Every phrase and every sentence is an end and a beginning.

Every poem an epitaph.

/ T.S.Eliot /


viernes, 26 de junio de 2015

- Arvo Pärt -


Is your art a result rather than a starting point?
If there were no continual effort to start from the beginning there would be no art. I cannot help it but start from scratch. I am tempted only when I experience something unknown, something new and meaningful for me. It seems, however, that this unknown territory is sooner reached by way of reduction than by growing complexity. Reduction certainly doesn’t mean simplification, but it is the way – at least in an ideal scenario – to the most intense concentration on the essence of things. In the compositional process I always have to find this nucleus first from which the work will eventually emerge. First of all, I will have to get to this nucleus. Everything depends on which nucleus, or which part of the nucleus, I choose (or am able to choose at a given time) and on the profundity of consequences. Imagine, for example, you look at a substance or an object through an electron microscope. A thousand-fold enlargement will bviously look different from a millionfold enlargement. Moving through the different stages of enlargement you can see incredible landscapes. Somewhere, though, there is a limit (let’s say at the thirty million-fold enlargement). The landscapes then will have disappeared. What you can see now is a cool geometry: very particular and very clear. Most importantly, however, this geometry will be similar for most substances or objects. At first glance, this geometry has very little to do with the variety of those fantastic landscapes. Landscapes and geometry are, nevertheless, inseparable. The geometry is the point where everything tarts. Geometry and landscapes are not independent from each other but relate as starting point and process. This geometry is an abstraction not unlike a mathematical formula.

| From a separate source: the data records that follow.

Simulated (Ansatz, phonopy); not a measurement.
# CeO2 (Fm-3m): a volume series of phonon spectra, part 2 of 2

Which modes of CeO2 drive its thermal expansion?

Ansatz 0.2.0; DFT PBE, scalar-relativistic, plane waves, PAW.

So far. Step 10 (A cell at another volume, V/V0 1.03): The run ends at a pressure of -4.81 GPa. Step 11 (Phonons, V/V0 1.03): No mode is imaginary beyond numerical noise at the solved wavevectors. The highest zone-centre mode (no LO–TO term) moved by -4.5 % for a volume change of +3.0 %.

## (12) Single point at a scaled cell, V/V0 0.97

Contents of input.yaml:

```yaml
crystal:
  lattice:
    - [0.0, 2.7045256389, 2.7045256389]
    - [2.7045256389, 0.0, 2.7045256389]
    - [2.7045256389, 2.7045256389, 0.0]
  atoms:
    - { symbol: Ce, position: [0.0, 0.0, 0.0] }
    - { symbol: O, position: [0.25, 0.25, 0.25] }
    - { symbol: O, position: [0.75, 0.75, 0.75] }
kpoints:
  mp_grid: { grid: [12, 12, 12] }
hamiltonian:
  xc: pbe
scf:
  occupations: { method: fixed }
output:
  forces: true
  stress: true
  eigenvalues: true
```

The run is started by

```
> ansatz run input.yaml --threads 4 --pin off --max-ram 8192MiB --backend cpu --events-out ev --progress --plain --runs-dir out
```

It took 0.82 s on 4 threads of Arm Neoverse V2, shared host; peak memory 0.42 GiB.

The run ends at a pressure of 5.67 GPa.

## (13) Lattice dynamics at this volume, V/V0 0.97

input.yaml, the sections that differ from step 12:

Once you’ve found this nucleus, what is the first musical incarnation of the formula?
It can be many different things, yet each one of them would relate to the nucleus only partially. Just as there are many different languages, this ‘artistic incarnation’ can take on many different forms. It does not necessarily have to be a sound. It could be a movement [Arvo Part moves his hand]. It’s got something to do with life, and, with this movement, as it were. Conducting, for example, is a relationship between music and motion. Surely this is not coincidental. I think there is a shared synaesthetic consciousness among painters, musicians and choreographers. I am confident that one thing stands for all. One is all.

Do you need to search for this nucleus every time you make something new?
Somehow, yes. But at the same time not quite. The way to get there is not so simple since the truth is hidden deeply in the human heart.